That might sound intense, but customers can taste when a place gets lazy. This is how you avoid that slow slide.
The trucks, the build costs, and how $250 turned into four locations
The flagship is an Asian fusion fried rice concept (Korean, Japanese, Filipino influences), built around fried rice bowls and plates. Today they run four food trucks total, including a separate concept that's more Hawaiian and Filipino based (they refer to it as a silog-style truck).
The startup jump from backyard to truck is where the numbers get real.
Their first food truck cost:
- $16,000 for the used truck (found on Facebook Marketplace)
- About $1,000 for permits
- About $1,000 for initial inventory and food
- About $250 for miscellaneous items like propane and gas
Total: around $18,250 to get rolling.
They also show a newer truck build out that cost about $48,000, based on a blueprint they had in mind. Inside, the equipment is serious, including a rice cooker that can handle up to 60 gallons at a time, plus a wok station, fryers, and an expo area where tickets flow and orders go out the window.
Joshua's advice for someone starting is practical: look on Marketplace first, and choose a truck based on the equipment you'll actually use (fryer, grill, flat top, and so on). They didn't drop $48K in the beginning. They saved from the backyard sales and got some help from parents, then used the first truck to snowball.
They also made a location choice that reduced chaos. One of their trucks stays in a consistent spot five days a week, and they've held that rhythm for years. They mention they basically haven't missed days, except for holidays.

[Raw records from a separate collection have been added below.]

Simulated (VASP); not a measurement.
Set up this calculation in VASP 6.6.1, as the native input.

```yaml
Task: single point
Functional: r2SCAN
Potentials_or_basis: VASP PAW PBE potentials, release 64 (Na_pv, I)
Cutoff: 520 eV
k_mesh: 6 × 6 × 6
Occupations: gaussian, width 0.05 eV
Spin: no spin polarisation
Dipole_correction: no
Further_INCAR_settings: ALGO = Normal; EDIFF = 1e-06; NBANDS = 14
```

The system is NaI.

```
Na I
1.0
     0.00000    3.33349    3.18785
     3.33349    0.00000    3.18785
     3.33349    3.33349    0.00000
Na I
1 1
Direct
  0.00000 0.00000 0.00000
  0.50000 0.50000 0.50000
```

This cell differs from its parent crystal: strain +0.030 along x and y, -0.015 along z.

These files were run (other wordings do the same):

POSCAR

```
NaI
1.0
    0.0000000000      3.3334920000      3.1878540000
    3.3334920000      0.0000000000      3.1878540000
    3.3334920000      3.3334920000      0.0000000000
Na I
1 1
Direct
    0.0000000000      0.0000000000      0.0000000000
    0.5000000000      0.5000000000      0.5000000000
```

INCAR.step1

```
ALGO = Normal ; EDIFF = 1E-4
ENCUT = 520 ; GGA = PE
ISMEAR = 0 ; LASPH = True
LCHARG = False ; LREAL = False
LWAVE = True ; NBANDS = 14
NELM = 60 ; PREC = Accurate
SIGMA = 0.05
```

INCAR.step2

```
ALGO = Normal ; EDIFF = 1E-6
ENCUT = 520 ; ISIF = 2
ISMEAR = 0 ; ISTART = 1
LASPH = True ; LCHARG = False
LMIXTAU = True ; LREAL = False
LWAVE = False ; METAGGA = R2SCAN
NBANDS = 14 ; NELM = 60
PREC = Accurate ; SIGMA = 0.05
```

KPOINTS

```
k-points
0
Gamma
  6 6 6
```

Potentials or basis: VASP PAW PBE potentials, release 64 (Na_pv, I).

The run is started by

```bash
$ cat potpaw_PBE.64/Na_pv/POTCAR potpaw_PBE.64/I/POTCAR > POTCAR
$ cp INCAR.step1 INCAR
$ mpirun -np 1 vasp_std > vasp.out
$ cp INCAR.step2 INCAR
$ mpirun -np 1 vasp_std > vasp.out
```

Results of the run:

Two quick location tips they share stick in your head:
- Look hard at the area, and know who you're feeding.
- Start somewhere familiar, ideally your own community.
If you've ever watched a food truck pack up and move, you already know why consistency matters. Moving is work, and work steals focus.
Revenue breakdown, ticket math, and the $1,800-in-5-hours challenge
Fatboy Fried Rice reports doing $600,000 to $650,000 in revenue in 2025 across the whole operation. Food trucks make up about 80 percent of that. Online orders account for about 10 percent. Catering and merch bring in roughly 5 percent each.
Here's that revenue mix in a quick table so it's easier to scan:
| Revenue source | Share of revenue (2025) |
|---|---|
| Food trucks | 80% |
| Online orders | 10% |
| Catering | 5% |
| Merch | 5% |
The takeaway is pretty clear: the trucks are the engine, but the add-ons stack up.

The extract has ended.